A little more on polymer ID:

Polymers were identified manually from spectra as described previously(15) for 17 polymers in our in-house spectral library. If confirmation was required or the sample could not be manually identified, spectral libraries installed with the PerkinElmer software were used only if the search score was ≥0.90. For LDPE and HDPE differentiation, the presence/absence of a band at 1377 cm–1 was used; (15) however, undifferentiated samples were classified as “Unknown PE” without using a float/sink test. “PE/PP mixture” were samples that produced spectra with both PE and PP transmittance bands as previously described.(15) “Other PE” were samples that produced high-intensity PE transmittance bands along with low-intensity bands associated with other functional groups, such as chlorinated PE. “Other” was a grouping of rare polymers [latex, petroleum wax, acrylic, PP/PET mixture, polycarbonate, and poly(vinylidene fluoride)]. “Unidentifiable” spectra were too noisy to interpret or were suspected copolymers. Samples were categorized as “additive-masked” when spectra produced bands characteristic of additives, mostly phthalic acid esters, which masked the underlying base polymer. These samples were typically elastomers, which consist of large percentages of phthalate plasticizer mixed with a base polymer.(52) All “additive-masked” samples were searched with spectral libraries and will be the subject of a forthcoming manuscript.

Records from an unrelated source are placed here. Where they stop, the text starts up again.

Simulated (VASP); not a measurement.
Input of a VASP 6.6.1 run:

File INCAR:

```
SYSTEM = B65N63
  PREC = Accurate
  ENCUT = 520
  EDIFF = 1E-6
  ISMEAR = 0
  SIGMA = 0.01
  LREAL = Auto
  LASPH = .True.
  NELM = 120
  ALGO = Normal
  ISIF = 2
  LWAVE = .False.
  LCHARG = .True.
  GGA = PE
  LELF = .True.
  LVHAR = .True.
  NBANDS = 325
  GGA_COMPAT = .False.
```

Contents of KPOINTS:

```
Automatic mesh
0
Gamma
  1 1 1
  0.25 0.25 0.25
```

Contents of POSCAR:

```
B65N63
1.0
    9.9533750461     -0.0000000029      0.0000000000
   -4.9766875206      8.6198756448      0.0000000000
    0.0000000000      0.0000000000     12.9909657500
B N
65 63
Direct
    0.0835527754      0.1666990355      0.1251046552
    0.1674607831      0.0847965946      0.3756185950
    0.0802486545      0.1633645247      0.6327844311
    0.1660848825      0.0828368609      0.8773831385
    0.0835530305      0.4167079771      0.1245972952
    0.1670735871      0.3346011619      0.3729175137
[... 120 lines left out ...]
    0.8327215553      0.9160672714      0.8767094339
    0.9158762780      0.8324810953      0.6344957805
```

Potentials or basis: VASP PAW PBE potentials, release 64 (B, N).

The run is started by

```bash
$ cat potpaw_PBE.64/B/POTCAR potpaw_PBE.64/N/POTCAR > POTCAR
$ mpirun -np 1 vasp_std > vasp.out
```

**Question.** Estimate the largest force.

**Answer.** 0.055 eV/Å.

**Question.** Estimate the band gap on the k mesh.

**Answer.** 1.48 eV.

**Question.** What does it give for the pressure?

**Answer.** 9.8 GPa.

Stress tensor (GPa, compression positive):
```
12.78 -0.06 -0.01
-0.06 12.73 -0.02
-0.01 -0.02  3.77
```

Anyway, here is the table, from the paper, detailing the density of various plastics.



Here is a map of the sampling site beaches:



The caption:

Figure 1. Sampling sites in the MHI (n = 17). Percentages after beach names indicate the percent of land development.


(The authors studied the effect of land development on beach plastic accumulation (see the excerpt below).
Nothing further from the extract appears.